Ariana, thanks! If your plant is 9 years old then it is certainly capable of blooming, you have to fertilize it with each watering to get it going! just use a very low dose of fertilizer,and one with a low nitrogen content. i'm sure it could put out buds in two months of this treatment ;)

Dottie, thank you for stopping by. i will try to organize my photos and post some more!

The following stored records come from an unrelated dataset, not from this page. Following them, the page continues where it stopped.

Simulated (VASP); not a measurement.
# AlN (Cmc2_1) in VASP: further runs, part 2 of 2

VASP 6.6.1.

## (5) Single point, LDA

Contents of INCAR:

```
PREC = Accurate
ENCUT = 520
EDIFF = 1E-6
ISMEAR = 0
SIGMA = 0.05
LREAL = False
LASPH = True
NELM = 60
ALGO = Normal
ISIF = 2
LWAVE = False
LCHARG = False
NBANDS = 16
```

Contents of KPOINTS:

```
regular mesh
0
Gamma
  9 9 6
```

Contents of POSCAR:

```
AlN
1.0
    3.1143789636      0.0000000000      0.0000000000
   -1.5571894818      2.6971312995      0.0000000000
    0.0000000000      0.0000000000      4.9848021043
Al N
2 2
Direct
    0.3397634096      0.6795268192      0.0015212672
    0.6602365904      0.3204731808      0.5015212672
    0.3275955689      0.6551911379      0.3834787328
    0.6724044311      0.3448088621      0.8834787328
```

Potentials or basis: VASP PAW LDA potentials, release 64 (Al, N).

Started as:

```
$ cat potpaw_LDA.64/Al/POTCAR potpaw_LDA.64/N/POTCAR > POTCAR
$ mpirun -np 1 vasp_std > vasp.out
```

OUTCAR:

Otis, yes the caudex started growing but actually that is the root tops, not the usual stem. I did pull it out as much as i could when repotting, so that helped. i'll have to take a photo of it now, it actually looks rather nice.
pictures, ah tons, i don't know. i do have some uploaded already that i'll tag along posts then :)
About the unique thing, yes! i was worried later that some plants i may have cut up or grafted on could have had totally different flowers the next time they bloomed. i asked some more experienced growers about it, but didn't get much useful info. but i think i am going to let my plants bloom at least twice now just in case :D

this is what my windows look like now, for some reason a whole bunch of baby adeniums decided to bloom once taken inside.

a really small plant that was sown this spring, but it has ginormous flowers for its size

white seedling. loving this one, i have to take a newer pic, it has more flowers open now. and a nice form, but i have to pull it out of the bunch to be able to photograph it properly

this one found a new home, i'm posting it because it had a really nice caudex and shows some crispum parentage

a somalense

a very interesting seedling with folded leaves. it had very dark buds which turned out red when opened. i suspect this one may show a different color when it blooms the next time

this one is called lipstick

you know how adeniums hate water? well this one lived like this for three months. it was an experiment. and it grew like crazy. but that is because i knew the media didn't pull water through capillary action, almost nothing.

i'm very proud of the healthy rootballs

a ton of buds on the purple one (this was before i knew it was purple)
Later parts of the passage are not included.